Bernoulli distribution is summarised in the following form:
$$
\begin{align}
P(y = 1) & = \phi \\
P(y = 0) & = 1 - \phi
\end{align}
$$
Putting the above equations compactly,
$$
P(y|x;\theta) = (h_{\theta}(x))^y(1 - h_\theta(x))^{(1-y)}
$$
If we assume that the data points are sampled independently from each other, we can calculate the likelihood of the parameters. Likelihood can be represented as a product of the probabilities for all training samples.

$$
\begin{align}
L(\theta) & = P(\vec{y}|X;\theta) \\
& = \prod^{n}_{i = 1} p(y^{(i)}|x^{(i)};\theta) \\
& = \prod^{n}_{i = 1} (h_{\theta}(x^{(i)}))^{y^{(i)}} (1 - h_\theta(x^{(i)}))^{(1-y^{(i)})}
\end{align}
$$

where $\vec{y}$ denotes all y samples.  
Now we have the expression for the likelihood for the parameters $\theta$. Naturally, we'd like to approximate $\theta s$ that maximise the likelihood. We will do this by taking derivative of the likelihood estimation. In order to make the differentiation more straight forward, we will take log of the likelihood expression. Taking log transforms $\prod$ into $\sum$ which is much easier to differentiate. Because logarithm is a strictly monotonically increasing function, $\theta$s that maximise the log likelihood also maximises the likelihood funcion.

$$
\begin{align}
l(\theta) & = log L(\theta) \\
& = \sum^{n}_{i=1} y^{(i)}(h_{\theta}(x^{(i)})) + (1-y^{(i)}) (1 - h_\theta(x^{(i)}))
\end{align}
$$

In order to solve for the derivative of the above expression, it is easier to first take derivative of sigmoid function which is inside the hypothesis function.

$$
\begin{align}
g(z) & = \frac{1}{1+e^{-z}} \\
\frac{dg}{dz} & = \frac{1}{\left( 1+e^{-z} \right)^2} e^{-z} \\
& = \frac{1}{1+e^{-z}} \left( 1 - \frac{1}{1+e^{-z}} \right) \\
& = g(z) \left( 1 - g(z) \right)
\end{align}
$$

Now taking derivative of the log likelihood

$$
\begin{align}
l(\theta) 
& = \sum^{n}_{i=1} y^{(i)}(h_{\theta}(x^{(i)})) + (1-y^{(i)}) (1 - h_\theta(x^{(i)})) \\
& = \sum^{n}_{i=1} y^{(i)}(g(\theta^{T}x)) + (1-y^{(i)}) (1 - g(\theta^{T}x))
\end{align}
$$

$$
\begin{align}
\frac{\delta}{\delta (\theta_j)} l(\theta) 
& = \left(y \frac{1}{g(\theta^{T}x)} - (1-y) \frac{1}{1 - g(\theta^Tx)} \right) \frac{\delta}{\delta \theta_j} g(\theta^{T} x)\\
& \text{Here use the expression for the derivative of sigmoid} \\
& = \left(y \frac{1}{g(\theta^{T}x)} - (1-y) \frac{1}{1 - g(\theta^Tx)} \right) \frac{\delta}{\delta \theta_j} g(\theta^{T} x)(1-g(\theta^{T} x)) \frac{\delta}{\delta \theta_j} \theta^Tx\\
& = \left( y(1-g(\theta^{T} x)) - (1-y)g(\theta^{T} x) \right) x_j\\
& = \left( y - g(\theta^{T} x) \right) x_j\\
& = (y-h_\theta(x))x_j
\end{align}
$$

Now we have all the ingredients for the update rule for $\theta$.

$$
\begin{align}
\theta_j 
& := \theta_j + \alpha \nabla_{\theta_j} l(\theta_j) \\
& := \theta_j + \alpha (y^{(i)} - h_\theta(x^{(i)}))x_j^{(i)}
\end{align}
$$

The update rule is identical to linear regression. This is the result of carefully choosing sigmoid as the nonlinear function within the hypothesis function. Linear regression and logistic regression are both members of a more broad family of models called generalised linear model.

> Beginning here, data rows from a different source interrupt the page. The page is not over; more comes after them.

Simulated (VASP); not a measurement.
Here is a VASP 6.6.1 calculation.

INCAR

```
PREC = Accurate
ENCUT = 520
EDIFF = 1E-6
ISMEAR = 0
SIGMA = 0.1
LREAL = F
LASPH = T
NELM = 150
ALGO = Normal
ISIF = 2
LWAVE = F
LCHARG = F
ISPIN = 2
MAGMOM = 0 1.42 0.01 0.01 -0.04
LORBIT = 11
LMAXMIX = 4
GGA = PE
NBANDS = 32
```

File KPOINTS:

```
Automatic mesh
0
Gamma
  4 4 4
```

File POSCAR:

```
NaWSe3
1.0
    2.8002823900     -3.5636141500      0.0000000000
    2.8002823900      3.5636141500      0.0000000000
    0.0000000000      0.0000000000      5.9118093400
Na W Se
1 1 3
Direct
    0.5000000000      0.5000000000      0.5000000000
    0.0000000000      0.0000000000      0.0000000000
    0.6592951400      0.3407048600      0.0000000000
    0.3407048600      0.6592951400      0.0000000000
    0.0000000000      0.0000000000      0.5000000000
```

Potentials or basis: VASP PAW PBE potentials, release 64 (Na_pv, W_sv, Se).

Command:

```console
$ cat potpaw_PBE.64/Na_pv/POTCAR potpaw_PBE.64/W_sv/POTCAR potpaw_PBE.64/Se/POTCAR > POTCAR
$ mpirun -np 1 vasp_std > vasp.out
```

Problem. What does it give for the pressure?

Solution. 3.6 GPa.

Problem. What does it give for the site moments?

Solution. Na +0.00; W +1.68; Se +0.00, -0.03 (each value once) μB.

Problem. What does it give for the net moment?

##### What do the logistic regression coefficients actually indicate?
As previously mentioned, logistic regression models log odd ratio as a linear equation.
$$
\begin{align}
logit 
& = log \left(\frac{p}{1-p} \right) \\
& = \theta^T x \\
& = \theta_0 + \theta_1x_1 + \ldots + \theta_n x_n
\end{align}
$$
where $\theta_0$ is the intercept, $\theta_1 \ldots \theta_n$ are regression coeffiecients and $x_1 \ldots x_n$ are features.

As it is clearly seen in the equations above, regression coefficients are linearly proportional to the logit function.  
A unit change in the feature with the coefficient of $\theta$ changes the probability of positive prediction by $e^{\theta}$.

##### Interpreting logistic regression result.
- **Hypothesis for the overall model**  
The null hypothesis states that all coefficients except the intercept are zero. A rejection of this hypothesis implies that at least one coefficient is not zero in the population. This in turns indicate that the regression model predicts the probability of the outcome better than the intercept only model. The intercept only model predicts the majority target.  The significance of the overall model is tested chi squared test of log likelihood ratio.


- **Hypothesis for each predictor (feature)**  
The null hypothesis states that the predictor is a significant predictor of the outcome. This is commonly done by Wald test. A coefficient is divided by standard which gives z-score. Z-score allows us to calculate p-value.

##### Log likelihood ratio test

The LR test is performed by estimating two models and comparing the fit of one model to the fit of the other. Removing predictor variables from a model will almost always make the model fit less well (i.e., a model will have a lower log likelihood), but it is necessary to test whether the observed difference in model fit is statistically significant. The LR test does this by comparing the log likelihoods of the two models, if this difference is statistically significant, then the less restrictive model (the one with more variables) is said to fit the data significantly better than the more restrictive model. If one has the log likelihoods from the models, the LR test is fairly easy to calculate. The formula for the LR test statistic is:
$$
LR = -2ln\frac{L(m_1)}{L(m_2)} = 2(log(L(m_2)) - log(L(m_1)))
$$
Where  $L(m_n)$ denotes the likelihood of the respective model (either Model 1 or Model 2), and $log(L(m_n))$ the natural log of the model’s final likelihood (i.e., the log likelihood). Where $m_1$ is the more restrictive model, and $m_2$ is the less restrictive model.



##### Walt test

The Wald test works by testing the null hypothesis that a parameter is equal to 0. If the test fails to reject the null hypothesis, this suggests that removing the variable from the model will not substantially harm the fit of that model, since a predictor with a coefficient that is very small relative to its standard error is generally not doing much to help predict the dependent variable. The Wald test can be used to test multiple parameters simultaneously, while the tests typically printed in regression output only test one parameter at a time.